What is Coffee Cupping?
Coffee is a delicious drink enjoyed all around the world. It can be brewed in countless ways and enjoyed hot or cold, as is, or with cream and sugar. Roasting and brewing specialty coffee is all about fostering the natural flavor potential of high-quality coffee. But how do coffee professionals know if they have indeed fostered the highest potential of flavor in the coffee?
The History of Coffee Cupping
Coffee cupping has been used by merchants since the late 1800s to assess consistency and quality, but it has risen to significant prominence since the late 1900s to early 2000s. Cupping coffee is simply tasting and evaluating coffee. It is the process coffee professionals use to brew, smell, and taste different coffees. Cupping is a standardized process conducted by each contributor to the coffee supply chain: from producers to importers/exporters, roasters, and baristas. Coffee is cupped multiple times before it reaches the consumer.
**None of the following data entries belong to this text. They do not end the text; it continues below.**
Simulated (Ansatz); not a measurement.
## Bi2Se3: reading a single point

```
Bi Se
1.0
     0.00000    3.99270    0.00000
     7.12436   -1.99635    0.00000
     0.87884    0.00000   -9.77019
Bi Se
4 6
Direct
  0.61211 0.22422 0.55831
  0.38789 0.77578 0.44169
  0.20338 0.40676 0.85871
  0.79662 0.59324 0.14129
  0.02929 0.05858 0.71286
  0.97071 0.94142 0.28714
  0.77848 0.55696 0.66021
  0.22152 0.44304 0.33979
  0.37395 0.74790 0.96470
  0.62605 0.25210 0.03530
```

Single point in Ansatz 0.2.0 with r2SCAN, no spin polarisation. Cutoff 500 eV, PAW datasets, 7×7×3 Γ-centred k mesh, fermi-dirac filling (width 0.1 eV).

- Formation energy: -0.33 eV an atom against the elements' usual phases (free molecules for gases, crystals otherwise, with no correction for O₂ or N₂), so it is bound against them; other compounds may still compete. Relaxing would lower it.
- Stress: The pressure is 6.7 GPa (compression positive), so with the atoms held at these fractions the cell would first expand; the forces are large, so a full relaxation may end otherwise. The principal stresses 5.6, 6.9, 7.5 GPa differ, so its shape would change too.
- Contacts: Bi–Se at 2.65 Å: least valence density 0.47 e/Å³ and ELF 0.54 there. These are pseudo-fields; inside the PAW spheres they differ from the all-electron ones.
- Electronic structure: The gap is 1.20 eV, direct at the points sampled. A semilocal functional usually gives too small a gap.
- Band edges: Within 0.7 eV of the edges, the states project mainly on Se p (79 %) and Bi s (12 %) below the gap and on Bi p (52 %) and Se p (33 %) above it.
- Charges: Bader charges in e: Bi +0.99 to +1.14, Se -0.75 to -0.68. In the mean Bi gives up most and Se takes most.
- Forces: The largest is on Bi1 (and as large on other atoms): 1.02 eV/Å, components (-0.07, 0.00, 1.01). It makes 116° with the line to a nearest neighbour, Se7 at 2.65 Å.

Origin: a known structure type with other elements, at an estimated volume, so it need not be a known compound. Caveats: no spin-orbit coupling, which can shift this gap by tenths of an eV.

Early on, producers, importers, and exporters usually taste their coffee to detect any defect in the bean. Then, roasters will roast and taste samples of that coffee. Baristas cup coffees to ensure quality. Coffee professionals cup coffee to determine if the coffee was processed well, determine what green coffee they want to purchase, or how to roast coffee. While the coffee that is sourced and how it is roasted immensely impact the flavor of the coffee—cupping is the practice that ensures consistency in tasting and evaluating those coffees.
Want to learn where coffee comes from? Start here!
How Does Coffee Cupping Work?
There is a standardized way of cupping coffee, and it is undeniably the best way to taste multiple coffees. Not only does cupping help detect any defects in the coffee, but it also helps us describe a coffee’s flavor. A specific amount of coffee is weighed out for each cupping bowl. Usually, there are 2-3 cupping bowls per coffee sample to prevent any unintentional impact on assessing the coffee. The coffee is ground and brewed in a fixed way. A particular amount of water, just off boil, is added to the ground coffee. The Specialty Coffee Association recommends a fixed ratio of coffee to water, which is 1:18. Depending on the cupping bowl size, this ratio should be used. All of this makes it uniform, consistent, and replicable.
This quantifiable and calculated approach to tasting and evaluating coffee sanctions consistency, the definition of flavor, and the assessment of the characteristics of the coffee being cupped.
Why Coffee Cupping?
Cupping coffee is a form of quality control. For producers, it’s ensuring this quality. For roasters, its cupping helps design and form roasts or make corrective changes to a roast profile. For baristas, it’s a way to stay knowledgeable about the coffee they are brewing and serving.
The point of cupping is to keep the brewing process simple to avoid any external flavor impact and treat each coffee equally. Cupping allows multiple coffee professionals to come together and blindly taste multiple coffees. It allows for a quantifiable assessment of acidity, sweetness, body, mouthfeel, flavor, and balance. These are the characteristics of a coffee that coffee professionals are looking for when they cup coffee samples.
How to Cup Coffee
Do you want to know how to taste coffee like an expert? Cupping or tasting coffee happens through your mouth and your nose. You’ll, of course, need coffee and cupping bowls, and among other things…a spoon!
What You’ll Need
- At least two different coffees
- Cupping bowls
- Scale
- Timer
- Grinder
- Kettle/hot water
- Spoon
Standard Method of Coffee Cupping
- Heat the kettle to a boil.
- Grind coffees at the same setting, a bit finer than for your average single-cup pour-over
- Smell the fragrance of the ground coffee.
- Now, add your water just off boil to fill the cupping bowl (1:16 – 1:18 coffee to water ratio). Let it steep for four minutes.
- The layer of grounds floating at the top is called the “crust.” Stir the crust gently back and forth a few times, smelling the aroma.
- Use two spoons to remove the crust gently.
- Once the coffee is cooled, grab your spoon.
- Slurp a small sip of coffee aggressively enough to coat the entirety of your tongue as best you can.
- Do this while it is hot, again when it is warm, and again when it is cooled.
No, slurping your coffee while cupping is not essential. However, it is helpful and can be a lot of fun! Cupping is the industry’s standard for tasting and evaluating the delicious coffee you drink daily. Cupping can be done easily at home with these few simple steps. This method helps us assess the intricacies of how excellent coffee can be. Cheers!